The Lie derivative of a vector field $Y\in \mathfrak{X}(M)$ with respect to a vector field $X\in \mathfrak{X}(M)$ is defined as: \[ \mathcal{L}_X Y = \frac{d}{dt}\bigg|_{t=0} (d\varphi_{-t})_{\varphi_t(p)}(Y_{\varphi_t(p)}) = \lim_{t\to 0} \frac{(d\varphi_{-t})_{\varphi_t(p)}(Y_{\varphi_t(p)}) - Y_p}{t} = [X,Y] \] where $\varphi_t$ is the flow of $X$.

The second equality is because for any $f\in C^{\infty}(U)$ defined around $p$: \[ \begin{align*} (d\varphi_{-t})_{\varphi_t(p)}(Y_{\varphi_t(p)})(f) &= Y_{\varphi_t(p)}(f\circ \varphi_{-t}) \\ &= Y(f\circ \varphi_{-t})\circ \varphi_t(p) \\ &= (\varphi_t^*(Y(f\circ \varphi_{-t})))(p) \\ &= (\varphi_t^*Y\varphi_{-t}^*f)(p) \end{align*} \]

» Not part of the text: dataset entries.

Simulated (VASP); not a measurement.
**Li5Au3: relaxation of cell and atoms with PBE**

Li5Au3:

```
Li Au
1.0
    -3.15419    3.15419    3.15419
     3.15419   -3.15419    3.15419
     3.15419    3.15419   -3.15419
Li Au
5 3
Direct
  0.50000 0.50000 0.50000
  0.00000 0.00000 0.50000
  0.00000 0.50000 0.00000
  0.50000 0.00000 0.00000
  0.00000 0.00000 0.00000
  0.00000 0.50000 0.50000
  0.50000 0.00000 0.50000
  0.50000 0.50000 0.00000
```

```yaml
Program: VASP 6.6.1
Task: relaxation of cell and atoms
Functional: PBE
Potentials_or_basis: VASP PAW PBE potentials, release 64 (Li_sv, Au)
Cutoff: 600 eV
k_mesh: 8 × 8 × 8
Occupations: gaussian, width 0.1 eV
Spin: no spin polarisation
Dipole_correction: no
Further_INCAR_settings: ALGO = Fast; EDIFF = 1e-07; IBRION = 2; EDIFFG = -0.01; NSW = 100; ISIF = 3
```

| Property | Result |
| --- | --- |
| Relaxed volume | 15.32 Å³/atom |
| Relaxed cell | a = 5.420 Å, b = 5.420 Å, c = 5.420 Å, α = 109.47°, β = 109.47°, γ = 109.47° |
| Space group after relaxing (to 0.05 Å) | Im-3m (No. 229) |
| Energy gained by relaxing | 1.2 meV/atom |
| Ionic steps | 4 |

And \[ \begin{align*} \frac{d}{dt}\bigg|_{t=0} (d\varphi_{-t}) _{\varphi_t(p)}(Y_{\varphi_t(p)}) f &= \frac{d}{dt}\bigg|_{t=0} (\varphi_t^*Y\varphi_{-t}^*f) \\ &= \frac{d}{dt}\bigg|_{t=0} \varphi_t^*Yf + Y\frac{d}{dt}\bigg|_{t=0} \varphi_{-t}^*f\\ &= XYf-YXf = [X,Y]f \end{align*} \]

The Lie derivative is a derivation on the Lie algebra $\mathfrak{X}(M)\to \mathfrak{X}(M)$. That is to say, for any $X,Y,Z\in \mathfrak{X}(M)$ and $a,b\in \mathbb R$, we have the Leibniz rule: \[ L_X([Y,Z]) = [L_X Y, Z] + [Y, L_X Z] \]

Proof

By the Jacobi identity, we have: \[ \begin{align*} L_X([Y,Z]) &= [X,[Y,Z]] \\ &= - [Y,[Z,X]] - [Z,[X,Y]] \\ &= [ [X,Y], Z] + [Y, [X,Z]] \\ &= [L_X Y, Z] + [Y, L_X Z] \end{align*} \]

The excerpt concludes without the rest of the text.